OdtToText2.java – Revision 1.2

May 29, 2007

Added support for “sections” in ODT documents.

View the CVS log here


OdtToText2.java (Initial Version Committed)

May 21, 2007

The initial version of OdtToText2.java was committed to the CVS by Bernd Eilers. View the CVS log here

Features

  1. Extracts text, headings from a ODT file
  2. Uses the classes TextBody, BlockContent, Element, etc, in odf.text
  3. No manual SAX parsing

To Do’s

  1. Extend it to extract other information from a ODT file,like table information and etc.

    Test Run:

    • Input – ODT file containing simple text, a heading and List of elements
    • Output :

    DEBUG unhandled elem is org.openoffice.odf.text.UnknownElement node=office:forms
    DEBUG unhandled elem is org.openoffice.odf.text.UnknownElement node=text:sequence-decls
    He heard quiet steps behind him. That didn’t bode well. Who could be following him this late at night and in this deadbeat part of town? And at this particular moment, just after he pulled off the big time and was making off with the greenbacks. Was there another crook who’d had the same idea, and was now watching him and waiting for a chance to grab the fruit of his labor?

    *  aaa
    *  bbb
    *  ccc
    *  ddd
    *  eee
    *  ffff

    ==== Heading ====
    text below heading
    *  aaa
    *  bbb
    *  ccc
    *  ddd
    *  eee
    *  ffff


    Challenge to be taken care of (Bernd Eilers)

    May 19, 2007

    What´s returned as java.util.List at that textBody.getContent() call is
    in fact an instance of class BlockContent which extends
    java.util.AbstractList. What the listIterator() and iterator() methods
    of that AbstractList returns which are curently not overriden in
    BlockContent would likely call the get(int index) method with an
    advancing index for every next() call on the Iterator. The get(int
    index) method which we have in BlockContent now basically starts every
    time at the first childElement advancing until it gets to the index
    element at each call. Adding that together means that the current
    iterator is highly inefficent especially when considering large
    documents. So this means it would be a good idea to implement some inner
    class which implements ListIterator for BlockContent and to override the
    iterator and listIterator methods to return an instance of that class.
    This inner class should keep an pointer into the DOM tree for
    remembering where it is and just call factory.getElement() similar as it
    is done in the get(int index) Method.


    Amit Kumar Saha (JCA)

    May 19, 2007

    My JCA has been approved, which makes me a OpenOfffice.org contributor. The complete list of contrubutors is available here


    #odftoolkit Meeting

    May 19, 2007

    I attended my first IRC meeting at #odftoolkit. Not many turned up due to a public holiday. But discussed few things with Bernd Eilers regarding OdtToText.java


    OdtToText2.java

    May 15, 2007

    Currently working on a re-write of OdtToText.java called as OdtToText2.java, by LO.This will be upwardly compatible as it uses the new classes TextDocument, Body, ElementFactory, etc


    Test Case for TextDocument.java

    May 11, 2007

    I successfully wrote a Test Case(TextDocumentTest.java) for TextDocument.java. It is not yet committed to the CVS as yet.
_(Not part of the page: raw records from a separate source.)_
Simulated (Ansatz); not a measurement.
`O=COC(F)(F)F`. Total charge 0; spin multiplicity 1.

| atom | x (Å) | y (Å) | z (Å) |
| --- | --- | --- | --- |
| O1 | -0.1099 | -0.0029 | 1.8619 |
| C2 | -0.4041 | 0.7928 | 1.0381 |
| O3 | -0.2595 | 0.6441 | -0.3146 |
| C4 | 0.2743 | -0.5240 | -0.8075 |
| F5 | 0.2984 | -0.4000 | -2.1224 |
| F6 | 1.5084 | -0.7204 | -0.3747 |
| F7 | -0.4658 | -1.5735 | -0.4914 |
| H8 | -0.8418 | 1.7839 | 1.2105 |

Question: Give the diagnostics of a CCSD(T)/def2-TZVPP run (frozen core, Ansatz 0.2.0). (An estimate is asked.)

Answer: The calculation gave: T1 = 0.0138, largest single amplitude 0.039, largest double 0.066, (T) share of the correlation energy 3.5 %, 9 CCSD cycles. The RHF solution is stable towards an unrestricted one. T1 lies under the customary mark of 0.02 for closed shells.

    Project Membership Confirmed

    May 2, 2007

    I am now a official member of the ODF Toolkit Project. Current Role is “Observer“. However I expect a upgrade to a “Developer” soon.

    See the list of members here


    Getting Started

    May 1, 2007

    May 1, 2007

    • Checked out the CVS and updated my local repository
      • U odf4j/src/org/openoffice/odf/text/BlockContent.java
        U odf4j/src/org/openoffice/odf/text/BlockElement.java
        U odf4j/src/org/openoffice/odf/text/Body.java
        U odf4j/src/org/openoffice/odf/text/Element.java
        U odf4j/src/org/openoffice/odf/text/ElementFactory.java
        U odf4j/src/org/openoffice/odf/text/Heading.java
        U odf4j/src/org/openoffice/odf/text/InlineElement.java
        U odf4j/src/org/openoffice/odf/text/List.java
        U odf4j/src/org/openoffice/odf/text/ListItem.java
        U odf4j/src/org/openoffice/odf/text/Paragraph.java
        U odf4j/src/org/openoffice/odf/text/ParagraphContent.java
        U odf4j/src/org/openoffice/odf/text/Portion.java
        U odf4j/src/org/openoffice/odf/text/Section.java
    • So loads of new additions to the repository by Lars. This seems to be in compliance with the Class Diagram
    • Now will analyze the code and work on the API
    • Set up the project blog

    April 30, 2007

    • Lars informs me of new additions to the CVS
    • I send in the filled up JCA so that I can become a official OpenOffice.org contributor

    April 26, 2007

    • Consulting the OpenOffice Text API and the AODL Text API so that a consistency is maintained by the odf4j Text API
    • For the next 14 days,April 27- May 11, I will be working on finalizing the odf4j Text API

    April 25, 2007

    • Checked out some documents on ODF and especially ODT. This book is an excellent resource. Link
    • I checked out the source code from the CVS using Netbeans and built it . “BUILD SUCCESSFUL“! I tried the OdtToText,java and used it to extract some text from a ODT file . Worked fine!
    • Finalized with Lars (Lars Oppermann) that I am going to work on the functioning of the ODT module for the upcoming 2-3 weeks.
    • Lars sent me the preliminary class diagram.